Seminars at NAVER LABS Europe are open to the public but space is limited. Please register here.
Date: 25th October 2019
Rachel Bawden, research associate from the University of Edinburgh
While Machine Translation (MT) has traditionally been performed on individual sentences, there has been a growing interest in recent years to exploit context outside of the sentence to improve translation quality. Such context can be found within the text itself (preceding and following sentences) or be information concerning the text’s production (speaker information, topic of discussion, scenario, etc.). This information can be important, if not necessary, for a variety of cases, such as discourse-level, including lexical cohesion and referential phenomena.

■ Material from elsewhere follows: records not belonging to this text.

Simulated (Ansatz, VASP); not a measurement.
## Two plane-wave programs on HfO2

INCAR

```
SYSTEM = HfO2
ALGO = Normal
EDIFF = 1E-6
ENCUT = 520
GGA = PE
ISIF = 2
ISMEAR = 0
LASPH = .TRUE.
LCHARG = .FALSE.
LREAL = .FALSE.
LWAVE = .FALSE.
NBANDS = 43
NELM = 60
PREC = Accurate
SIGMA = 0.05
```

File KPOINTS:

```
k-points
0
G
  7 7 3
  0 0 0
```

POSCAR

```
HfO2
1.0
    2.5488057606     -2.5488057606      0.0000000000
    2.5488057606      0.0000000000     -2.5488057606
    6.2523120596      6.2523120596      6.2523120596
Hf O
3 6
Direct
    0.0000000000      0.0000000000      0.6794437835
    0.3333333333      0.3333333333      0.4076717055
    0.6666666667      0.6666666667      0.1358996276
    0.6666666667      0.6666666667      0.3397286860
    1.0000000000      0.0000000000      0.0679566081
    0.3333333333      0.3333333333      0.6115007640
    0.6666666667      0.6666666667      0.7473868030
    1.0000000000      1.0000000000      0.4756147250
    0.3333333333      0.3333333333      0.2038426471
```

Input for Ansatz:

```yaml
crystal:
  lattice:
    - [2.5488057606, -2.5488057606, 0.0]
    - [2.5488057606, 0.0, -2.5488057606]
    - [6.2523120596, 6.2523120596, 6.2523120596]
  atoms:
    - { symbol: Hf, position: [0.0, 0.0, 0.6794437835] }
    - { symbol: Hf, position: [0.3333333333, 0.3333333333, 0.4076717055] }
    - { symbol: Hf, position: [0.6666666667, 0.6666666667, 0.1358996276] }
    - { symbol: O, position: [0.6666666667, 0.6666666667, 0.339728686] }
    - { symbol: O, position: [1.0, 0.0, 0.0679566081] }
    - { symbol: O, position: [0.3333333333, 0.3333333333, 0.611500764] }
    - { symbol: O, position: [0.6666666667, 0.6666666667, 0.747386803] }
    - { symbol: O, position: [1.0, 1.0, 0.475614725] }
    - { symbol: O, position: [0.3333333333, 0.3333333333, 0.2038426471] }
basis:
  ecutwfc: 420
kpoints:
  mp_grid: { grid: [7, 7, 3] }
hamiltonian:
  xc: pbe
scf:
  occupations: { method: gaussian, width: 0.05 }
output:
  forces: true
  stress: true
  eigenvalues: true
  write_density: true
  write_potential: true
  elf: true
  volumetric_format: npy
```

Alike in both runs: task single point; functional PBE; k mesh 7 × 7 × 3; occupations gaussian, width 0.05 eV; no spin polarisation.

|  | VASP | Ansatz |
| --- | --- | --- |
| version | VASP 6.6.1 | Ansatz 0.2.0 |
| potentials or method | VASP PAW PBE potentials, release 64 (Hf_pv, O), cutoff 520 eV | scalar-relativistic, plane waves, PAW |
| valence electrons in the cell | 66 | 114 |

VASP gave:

This talk will focus on work carried out during my PhD on contextual MT and more especially on how to adapt evaluation strategies to take into account the type of phenomena likely to be improved by the addition of context. I will present a new open-source parallel dataset of English-French bilingual MT-mediated written dialogues, complete with context and meta-data concerning the speakers and topic. The dataset was designed with three main aims in mind: (i) an analysis set for the future study of the interaction between humans and MT, (ii) a test set of spontaneous dialogues for future contextual MT models and (iii) a way of collecting human evaluation judgements of MT quality for existing MT models. On this third point, I will be presenting preliminary results for the comparison of the two MT models used to produce the dataset, one non-contextual MT model and a lightly contextual MT model, showing that the types of errors differ and that this method of collecting human evaluation judgments is viable.